The Evening Standard, 4 August 2011

Is the Edinburgh Festival finally embracing its smutty side? For years, it has billed itself as a family-friendly festival, which it is. The programme is packed with stuff for kids, for teens, for their parents and even for pets. If you had a border collie with a sufficiently smiley face, it could have auditioned last week for a part in the Fringe show of Alexander McCall Smith’s 44 Scotland Street, doing two performances a night between now and the end of August. For this star turn, your collie would have earned a 6-month supply of dog food making it, I would guess, the proportionately best-paid act on the Fringe.

But after the Fringe introduced age-ratings in its programme last year, people have been stunned to see an apparent doubling in the number of X-rated shows this year. More than 500 – a fifth of the total – are for over-18s. So is this a sign that Edinburgh has finally turned into Sodom, or possibly even Gomorrah?

This year also marks the first time Cabaret has its own section in the programme – though there have been plenty of burlesque and cabaret shows there in the past: La Clique was a sell-out for years, and The Ladyboys of Bangkok have performed on the Meadows for as long as I can remember. Edinburgh is the only place in the country, in my extensive experience, where a cab driver will cheerily tell you he’s taking his wife to see some ladyboys on the weekend.

I suspect the truth is rather less shocking than the headline-grabbing numbers suggest: performers and producers decide their own age-ratings. There is no central board of morality, decreeing that x number of shows are X-rated this year. With comedy, particularly, plenty of performers dread walking out to an audience with children in it, so they rate their shows for over 18s, or 16s at least.
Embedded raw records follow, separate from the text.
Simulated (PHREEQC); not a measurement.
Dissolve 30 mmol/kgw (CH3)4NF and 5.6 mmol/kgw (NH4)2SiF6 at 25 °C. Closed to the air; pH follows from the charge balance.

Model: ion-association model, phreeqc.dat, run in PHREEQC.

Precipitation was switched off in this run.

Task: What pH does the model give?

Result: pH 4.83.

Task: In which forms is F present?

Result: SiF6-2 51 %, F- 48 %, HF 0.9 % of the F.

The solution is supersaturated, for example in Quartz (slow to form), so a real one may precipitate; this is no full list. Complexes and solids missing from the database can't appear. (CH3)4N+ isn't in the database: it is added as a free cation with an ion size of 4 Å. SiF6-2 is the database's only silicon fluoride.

I spent years doing comedy in Edinburgh (or just talking fast for an hour, if you didn’t like it), and I always had an age-restriction on the venue: no under-16s. This was a source of constant hassle to the venue staff, who would be faced with the irate parents of an eight-year-old, accusing me of depriving their child of his human right to sit in a room like a sauna and hear me swear, copiously.

But the thing with comedy is that if a comedian swears in front of a small child, it’s the comedian who looks inappropriate, not the witless parents for bringing him to a totally inappropriate form of entertainment. People would even try to bring babies into the show, saying that since she couldn’t understand, it was fine. And failing to see that nothing creates un-comic tension in a venue like a room full of people waiting for a stranger’s baby to cry. So rather than filling Edinburgh with nudity and violence this year, perhaps the performers have just realised that not everything is, you know, for kids.


The stiletto shoe is much prized by women with smaller feet than mine. My feet are like big, square flippers; they can propel me through water at great speed, but they’re not so good in high heels. Which turns out to be lucky, because stilettos are living up to their name this week: a woman has just been charged with murder in America, for allegedly hitting her boyfriend in the head with her high heel. And this is hardly a one-off incident, either. Not only does just such a murder happen in the ropey 90s film, Single White Female, but a shop assistant in Selfridges once told me she’d seen one woman stab another’s hand with a stiletto during the sales. Turns out sensible shoes really are the safest option, and not just for your bunions.


By the time you read this, I hope it will be raining. And I hope it for two reasons. The first is that I will then look like I can control the weather, which is kinda cool. Or hot. Depends what mood I’m in. And the second is that my flat will no longer feel like the jungle. Why is hot London so much grimmer than hot anywhere else? I can’t decide if it’s because I live here all year round, so have to work in the heat and not swan about pondering a swim, like I would if I were on holiday. Or is it the humidity, which means I turn up everywhere just feeling like I swam there? I know air-conditioning is a sign of moral and ecological weakness, but how about if we just did Regent’s Park, so I can go for a nice cool walk? That wouldn’t be selfish, surely.


If you are staying in London this August, but still want the fun of the Edinburgh Fringe, the Camden Fringe started this week. Although it can’t promise everything that Edinburgh can (a minimum of six productions of Macbeth every year, and at least three Medeas), it does offer great comedy and theatre in hot venues which are much nearer your house than Scotland (unless you’re reading this online, in Scotland). And there are bound to be at least a couple of shows which still being written, just like Edinburgh. So why not head up through the soon-to-be air-conditioned Regent’s Park, past the zoo and the newly cool penguins, and take in a show?